Susan Sontag
[Writer, theorist, and critic, b. 1933, New York, d. 2004, New York.]

 By furnishing this already crowded world with a duplicate one of images, photography makes us feel that the world is more available than it really is. 
 The vast maw of modernity has chewed up reality and spat the whole mess out as images. 
 A photograph is not only an image (as a painting is an image), an interpretation of the real; it is also a trace, something directly stenciled off the real, like a footprint or a death mask. 
 Photographs are perhaps the most mysterious of all objects that make up, and thicken, the environment we recognize as modern. 
 Life is a movie. Death is a photograph. 
 Our very sense of situation is now articulated by the camera’s interventions. The omnipresence of cameras persuasively suggests that time consists of interesting events, events worth photographing. This, in turn, makes it easy to feel that any event, once underway, and whatever its moral character, should be allowed to complete itself—so that something else can be brought into the world, the photograph. 

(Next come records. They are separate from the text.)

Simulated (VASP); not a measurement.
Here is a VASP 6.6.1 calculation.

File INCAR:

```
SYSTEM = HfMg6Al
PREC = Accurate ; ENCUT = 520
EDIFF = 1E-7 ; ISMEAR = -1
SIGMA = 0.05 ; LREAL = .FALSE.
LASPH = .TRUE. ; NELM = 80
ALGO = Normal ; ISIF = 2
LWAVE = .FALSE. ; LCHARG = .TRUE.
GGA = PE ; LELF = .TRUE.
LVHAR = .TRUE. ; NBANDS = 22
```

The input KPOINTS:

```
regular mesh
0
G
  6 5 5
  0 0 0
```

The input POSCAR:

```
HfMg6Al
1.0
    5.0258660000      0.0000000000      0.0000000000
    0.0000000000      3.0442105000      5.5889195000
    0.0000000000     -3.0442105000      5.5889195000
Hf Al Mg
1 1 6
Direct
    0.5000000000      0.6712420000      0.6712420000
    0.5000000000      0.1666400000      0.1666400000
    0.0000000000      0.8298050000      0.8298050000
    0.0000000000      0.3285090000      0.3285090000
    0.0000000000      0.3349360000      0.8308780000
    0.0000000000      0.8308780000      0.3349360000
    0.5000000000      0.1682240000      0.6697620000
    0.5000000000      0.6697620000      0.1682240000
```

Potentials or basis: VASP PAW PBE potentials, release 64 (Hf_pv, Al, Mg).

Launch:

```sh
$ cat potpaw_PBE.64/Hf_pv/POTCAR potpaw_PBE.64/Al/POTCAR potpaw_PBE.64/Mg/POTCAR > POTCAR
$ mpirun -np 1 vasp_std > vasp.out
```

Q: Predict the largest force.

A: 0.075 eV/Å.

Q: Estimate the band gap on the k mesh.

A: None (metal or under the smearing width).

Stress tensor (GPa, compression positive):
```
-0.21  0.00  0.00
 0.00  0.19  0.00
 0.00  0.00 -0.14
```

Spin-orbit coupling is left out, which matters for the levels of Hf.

 Let the atrocious images haunt us. Even if they are only tokens, and cannot possibly encompass most of the reality to which they refer, they still perform a vital function. The images say: This is what human beings are capable of doing—may volunteer to do, enthusiastically, self-righteously. Don’t forget. 
 Needing to have reality confirmed and experience enhanced by photographs is an aesthetic consumerism to which everyone is now addicted. Industrial societies turn their citizens into image-junkies; it is the most irresistible form of mental pollution.